OPINION: There is no chance of a sensible debate on the French government’s immigration bill

Immigration - like pensions - is a subject which in France anaesthetises balance and common-sense, writes John Lichfield, which explains why the government's new immigration bill is becoming virtually the new definition of a mountain out of a molehill.

OPINION: There is no chance of a sensible debate on the French government's immigration bill

France has changed its migration law 29 times in the last 40 years. There has been no significant change since 2018. A spasm of tinkering is evidently overdue.

The government thinks so – or at least some of the time. It proposed a new migration law last year. Since then, the draft law has frequently been delayed.

It was sawn in half and then sown back together again. There have been seven changes of direction in nine months.

Language tests and easier expulsion: The latest on France’s new immigration law

President Emmanuel Macron, against the wishes of his Prime Minister Elisabeth Borne, has now decided to push forward rapidly with the new legislation. He wants to prove that, despite the national nervous breakdown over pension reform, despite the loss of his parliamentary majority, his government can still advance its domestic agenda.

Hear John and the team at The Local discussing the immigration bill, and its political fallout, in the latest episode of Talking France. Listen here or on the link below

Is there an urgent need for change? Yes and no. Mostly no.

Despite the nonsense spouted by the Far Right and the Right, France is not being “swamped” by migrants. Net migration is under 200,000 people a year. That figures has increased only slightly over the last decade.

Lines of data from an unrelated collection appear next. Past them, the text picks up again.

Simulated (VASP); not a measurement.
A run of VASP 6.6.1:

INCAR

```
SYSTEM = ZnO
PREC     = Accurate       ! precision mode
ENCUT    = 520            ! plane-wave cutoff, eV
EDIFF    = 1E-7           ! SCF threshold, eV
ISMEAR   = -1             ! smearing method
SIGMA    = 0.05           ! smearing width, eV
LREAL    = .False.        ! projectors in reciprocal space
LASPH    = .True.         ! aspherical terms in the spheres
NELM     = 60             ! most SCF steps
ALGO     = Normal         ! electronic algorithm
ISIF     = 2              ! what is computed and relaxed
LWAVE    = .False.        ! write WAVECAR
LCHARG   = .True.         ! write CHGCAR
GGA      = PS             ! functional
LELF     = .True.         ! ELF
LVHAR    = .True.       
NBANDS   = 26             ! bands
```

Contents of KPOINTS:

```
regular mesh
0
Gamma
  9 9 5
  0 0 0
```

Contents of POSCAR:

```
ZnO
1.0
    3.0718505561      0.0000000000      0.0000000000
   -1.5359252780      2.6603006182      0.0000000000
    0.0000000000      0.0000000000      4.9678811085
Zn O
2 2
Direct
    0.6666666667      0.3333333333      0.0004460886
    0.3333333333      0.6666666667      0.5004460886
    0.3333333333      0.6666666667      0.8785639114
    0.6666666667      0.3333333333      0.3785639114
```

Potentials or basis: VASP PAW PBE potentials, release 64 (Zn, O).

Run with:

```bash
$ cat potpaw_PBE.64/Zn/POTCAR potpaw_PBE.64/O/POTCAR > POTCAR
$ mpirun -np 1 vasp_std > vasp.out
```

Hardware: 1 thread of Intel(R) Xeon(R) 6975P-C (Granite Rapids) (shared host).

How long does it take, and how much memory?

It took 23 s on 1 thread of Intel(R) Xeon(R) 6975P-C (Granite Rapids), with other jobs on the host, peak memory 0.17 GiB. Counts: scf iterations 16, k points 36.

Just over one in ten French residents were born in other countries – 30 percent of them within the European Union – compared to one in 20 in 1947. When asked which problems concern them the most, French people put migration 12th on their list – long after inflation, security, education, housing and health.

On the other hand, France does have a problem enforcing its migration rules.

A Paris schoolgirl was murdered last October by a woman who had been ordered to leave the country but was never removed. Most of the 234 African and middle eastern boat people delivered to Toulon in November by the Ocean Viking humanitarian vessel vanished before they could be processed by the French system.

Few of the illegal migrants or failed asylum seekers expelled from France actually leave the country. The government has little way of knowing whether the 120,000 people each year who are served with expulsion orders or OQTF’s (obligations de quitter le territoire français) have left or not.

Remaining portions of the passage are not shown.